Check for EZProxy configurations

A simple command-line script to check that EZProxy configurations exist for library databases. Built for checking LibGuides A-Z databases and OCLC Knowledge Base, but can be easily extended. Built/Tested with Python 3.4, but should work back to at least 2.7.

Installation

Easiest way is:

pip install check_proxy

Or:

  1. Clone the repository.

  2. Optional: If you want to make the fileexectuable, run chmod +x filename (in a bash system; this makes it so you shouldn’t have to prepend each call with python)

  3. From the main directory, run python check_proxy_run.py -args (or ./check_proxy_run.py -args if you did step 2 above)

  4. Run python setup.py install to install

Use

Installing via pip or setup.py will make the check_proxy command available globally. It is suggested you install it into a virtual environment to:

  1. not permanently pollute the global namespace in your shell, especially since check_proxy is not a terribly unique name

  2. not pollute your base python packages, as this utility uses some popular libraries and even if this tool isn’t necessarily reliant on a particular version, another tool might be. Best to keep em separated.

Configuration

Some minimal configuration is needed for the checks to be able to run, and there are a couple of ways to supply this.

  • Rename ‘config_template.py’ to ‘config.py’ and supply the listed parameters. This is best for quick testing or if you want to extend the tool.

  • Make a .json file containing the necessary config, then point the tool to it with the -c argument. You can optionally use a -s flag to save these configs so you don’t need to point toward them again, but note that these will override any other configs you may try to give. You will need to use --flush-config to use another configuration.

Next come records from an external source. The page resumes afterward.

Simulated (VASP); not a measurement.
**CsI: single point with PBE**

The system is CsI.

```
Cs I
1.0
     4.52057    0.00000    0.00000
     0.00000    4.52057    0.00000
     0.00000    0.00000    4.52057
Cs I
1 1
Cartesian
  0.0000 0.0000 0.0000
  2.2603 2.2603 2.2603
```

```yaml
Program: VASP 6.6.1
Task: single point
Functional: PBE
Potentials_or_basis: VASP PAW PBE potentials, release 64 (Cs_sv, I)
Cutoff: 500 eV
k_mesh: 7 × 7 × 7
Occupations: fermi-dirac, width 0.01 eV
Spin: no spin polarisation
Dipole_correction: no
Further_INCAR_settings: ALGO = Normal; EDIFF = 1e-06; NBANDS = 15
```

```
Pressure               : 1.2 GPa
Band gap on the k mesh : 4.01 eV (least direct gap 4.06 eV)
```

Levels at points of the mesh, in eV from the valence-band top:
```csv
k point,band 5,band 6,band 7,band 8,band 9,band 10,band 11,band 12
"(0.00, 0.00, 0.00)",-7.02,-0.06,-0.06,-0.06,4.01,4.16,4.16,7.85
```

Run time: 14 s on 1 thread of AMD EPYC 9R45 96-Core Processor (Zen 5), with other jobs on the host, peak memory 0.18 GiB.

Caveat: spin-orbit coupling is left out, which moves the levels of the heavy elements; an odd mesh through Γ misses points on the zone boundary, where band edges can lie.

  • You can also use the package as a tool for making your own utility and provide config in your script. Details below.

Configurations to set are:

  • ezproxy_prefix- the full prefix for your EZProxy server, protocol included

  • libguides_api_url- The full URL to LibGuides API for database assets including your site id, API key, and asset_type=10 as query parameters (v. 1.1 only at this time, v. 1.2 soon)

  • ezproxy_error_text- Some text on your page for proxied links with no stanzas set that you can be relatively sure is unique. The tool will match against this the page text to determine which links are not properly configured.

  • kb_wskey- If you want to check links directly from the OCLC knowledge base, you will need to apply for an API key. Only the WSKey is needed here, not the secret.

  • kb_collections- The name of the collections in the knowledge base to check. If using Python for config these can be in a tuple or list (or any iterable), if using JSON they go in an array. Even if you only have 1 to check, it needs to be in an iterable wrapper.

Arguments

Note: none of these arguments are mandatory, though some rely on others to be set as well.

-u, –urlsource

The location to get the urls to run the check on. Current possible options are ‘libguides’, ‘oclc’, and ‘kbart’ (will have to use -k to provide the path to the KBART file to check. -k can be used on its own as well).

-t, –type

The type of check to run. Current supported checks are ‘text’ and ‘link’.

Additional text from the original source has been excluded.